Just Do It...
You are being asked to do manual testing because you did not help automate the testing. Be glad that it is painful and something that you don't like to do. Hopefully, all the other devs on your team feel the same way. After suffering through the pain of testing manually, ask yourself: "Why do devs at other companies not have to go through all this manual testing?" And I assure you, plenty of companies ship quality software without extensive manual testing. The answer is: automation.
...Then Automate It
If you already have good unit test coverage, then great! How close is it to 100%? Do you have integration tests which assemble modules of your software and test for coordination? No? That's the next step in automation. You will have to use your judgment to decide what modules need special attention.
Finally, do you have acceptance tests? If your software is UI-driven, then you will need something like Selenium/FitNesse/etc. If it is service-oriented, and can be tested with a simple web request, then I suggest something which might be non-standard but which I found to be very useful: write your acceptance tests as performance tests, using Gatling. Ok, this sounds crazy, but hear me out...
Gatling Tests
Gatling is powerful because you write the test specification in Scala. If Scala isn't your development language, then you will need to learn some basics in order to write tests. But trust me, it's worth the investment! For a performance test, you want to construct a variety of fairly representative requests for your service, and Gatling makes this easy. You can read data from configuration files and generate any kind of request object you like. Then, you can hit the service under test as hard as your test runner workstation can send requests and process the responses (which is generally much faster than the service can handle the requests).
Now I run both Smoke Tests and Performance Tests. They are exactly the same. The only difference is that Smoke Tests run exactly N times, for small N (like, say 3), while Perf Tests run for duration T (like, 15m). Both kinds of tests generate requests randomly. Some people will object that determinism is better for reproducibility, and there is merit to that argument. But I like random generation for coverage, because sometimes you will get "interesting" requests that trigger an obscure bug, and that leaves a log trail that you can investigate.
Performance-as-Acceptance
But you need to know if your software works...not whether it's fast. What does this have to do with correctness? Well, everything! You see, there is one funny thing that happens in large companies which have dedicated testers. The testers end up looking for, and triggering, abnormal/problematic conditions in the code, to see what happens. But really, developers should also be detecting those conditions. Ideally, they should at the least, log an ERROR when something happens that would cause an SDET/SET to file a bug report. Which means that good SDEs and good SDETs should be doing some redundant things relative to each other, which is actually a waste of very expensive time.
Instead of writing an external test that explicitly checks for these error conditions, it's much better for the service to be very aggressive in data validation at all stages of the computation, and to log anything anomalous. Then, part of your perf test will involve checking the logs (I hope you have log forwarding set up, like Splunk or similar). In particular, you want to see if any ERROR or HTTP 5xx occurs during your tests (either smoke or perf). If they do, then you know you have a problem worth investigating.

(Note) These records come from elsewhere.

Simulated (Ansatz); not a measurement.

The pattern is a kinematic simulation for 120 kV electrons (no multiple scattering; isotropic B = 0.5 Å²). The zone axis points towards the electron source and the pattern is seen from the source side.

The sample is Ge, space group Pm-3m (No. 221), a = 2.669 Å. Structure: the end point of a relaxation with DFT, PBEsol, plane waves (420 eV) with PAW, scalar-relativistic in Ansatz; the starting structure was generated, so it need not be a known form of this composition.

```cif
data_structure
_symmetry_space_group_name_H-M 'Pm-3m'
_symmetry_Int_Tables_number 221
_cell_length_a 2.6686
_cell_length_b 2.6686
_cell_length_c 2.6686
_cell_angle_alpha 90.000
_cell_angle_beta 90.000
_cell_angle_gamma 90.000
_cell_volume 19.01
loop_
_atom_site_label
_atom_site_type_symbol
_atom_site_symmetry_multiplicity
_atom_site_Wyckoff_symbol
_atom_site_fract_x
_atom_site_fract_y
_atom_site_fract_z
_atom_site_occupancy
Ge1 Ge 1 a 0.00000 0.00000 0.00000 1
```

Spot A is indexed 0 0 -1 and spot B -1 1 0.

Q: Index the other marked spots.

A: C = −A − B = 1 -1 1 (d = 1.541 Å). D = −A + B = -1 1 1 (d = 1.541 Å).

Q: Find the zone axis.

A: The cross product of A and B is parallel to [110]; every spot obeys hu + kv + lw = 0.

Now, what you have done is turned your perf test into an acceptance test generator. For this to work well, your request generator needs to have good coverage. Ideally, it should hit all parts of the domain for every request field, even if you shape the distribution to be "realistic". For instance, suppose you run Twitter, and you need to see if the TweetService works correctly. A request will likely just be something like: (username, message). You clearly need to exercise the full range of possible usernames (length, characters allowed, etc.), as well as messages (again, length, characters allowed, embedded links, etc.). Your generator might prefer to create shorter messages on average, but it should still create max-length messages sometimes (meaning, they should occur many times over the course of your perf run).
UI Testing
Although I have used both Selenium and Fitnesse, UI testing is not my forte and I cannot give you detailed guidance here. Unfortunately, I do not think it is possible to generate random tests for UIs the way you can for services. This makes it a very different beast. Even so, automation >>> manual testing. Find a framework, get buy-in from your team, automate your tests, $$$profit$$$!